Gloria Evans Nolan: A moment of truth in St. Louis
Gloria Evans Noland is a parent and activist in St. Louis, and she has some powerful stories to tell about the forces of ed reform in that community. In this post, she talks about a moment of disillusionment.
Given the opportunity to become involved in pushing for better education, she jumped at the chance.
At that time I learned about a new program, the Power Building Academy at the recently formed non-profit WEPOWER, where I would have an opportunity to engage with like-minded people who wanted to implement policy changes that would elevate our marginalized community. My only question was, “Where do I sign?”
I loved everything about the experience! Sixteen black women met monthly over a weekend at the beautiful, newly built Deaconess Center. Stipends, childcare, meals and snacks were provided at every meeting. The curriculum was thoughtfully crafted and the dialogue was engaging and stimulating. I left those weekends feeling inspired. After unpacking the history of education in our country, state and then the city of St. Louis, we were fired up for change. After talking to community members, we launched into our campaign — Better Budgets, Better Schools — calling for budget transparency in the district of SLPS, which we were going to get by any means necessary. We learned tactics of organizing and came to understand that making change is not always nice, so we pushed on and disrupted the district with our policy demands. My proudest moment was rallying a group of more than 50 parents and community members to attend a school board meeting where we held up public comments and demanded a meeting with board members to share our platform. As a result, a committee on budgeting was formed. I was thrilled.

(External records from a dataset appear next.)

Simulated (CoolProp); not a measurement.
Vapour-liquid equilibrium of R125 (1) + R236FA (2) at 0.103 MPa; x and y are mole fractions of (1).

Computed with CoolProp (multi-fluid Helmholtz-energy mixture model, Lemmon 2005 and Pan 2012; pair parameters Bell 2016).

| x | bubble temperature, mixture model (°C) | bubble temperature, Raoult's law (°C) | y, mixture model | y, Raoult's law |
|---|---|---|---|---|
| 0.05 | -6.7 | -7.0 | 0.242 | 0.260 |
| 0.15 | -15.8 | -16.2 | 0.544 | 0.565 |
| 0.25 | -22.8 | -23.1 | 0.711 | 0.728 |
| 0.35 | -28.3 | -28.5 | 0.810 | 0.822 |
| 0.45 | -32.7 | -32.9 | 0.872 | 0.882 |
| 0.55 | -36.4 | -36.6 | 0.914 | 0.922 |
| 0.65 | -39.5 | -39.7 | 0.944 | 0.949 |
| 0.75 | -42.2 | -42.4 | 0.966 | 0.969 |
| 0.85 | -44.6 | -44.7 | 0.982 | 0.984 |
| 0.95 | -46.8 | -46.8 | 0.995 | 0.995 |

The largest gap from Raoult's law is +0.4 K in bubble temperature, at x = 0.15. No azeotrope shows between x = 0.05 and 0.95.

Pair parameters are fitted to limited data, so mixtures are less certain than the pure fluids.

She continued to rise through the ranks, eventually joining WEPOWER. But elation soon took a hit from some alarming moments like this one:
Over time, however, I began to wonder if our efforts were actually in service of St. Louis Public School District. At times I felt that initiatives went beyond holding the district accountable and moved into undermining the district at every turn. My worries crystallized following a lunch meeting at one of those artsy places without the prices on the menu, with one of our funders, Mr. Eric Scroggins of the Opportunity Trust. I spoke about the district and what I thought would be effective techniques to turn things around, such as smaller class sizes, highly paid certified teachers, wrap around services and literacy initiatives. Mr. Scroggins simply looked at me and replied, “That won’t work. We have to burn it down.” I didn’t want to burn it down. After all, my children were in there.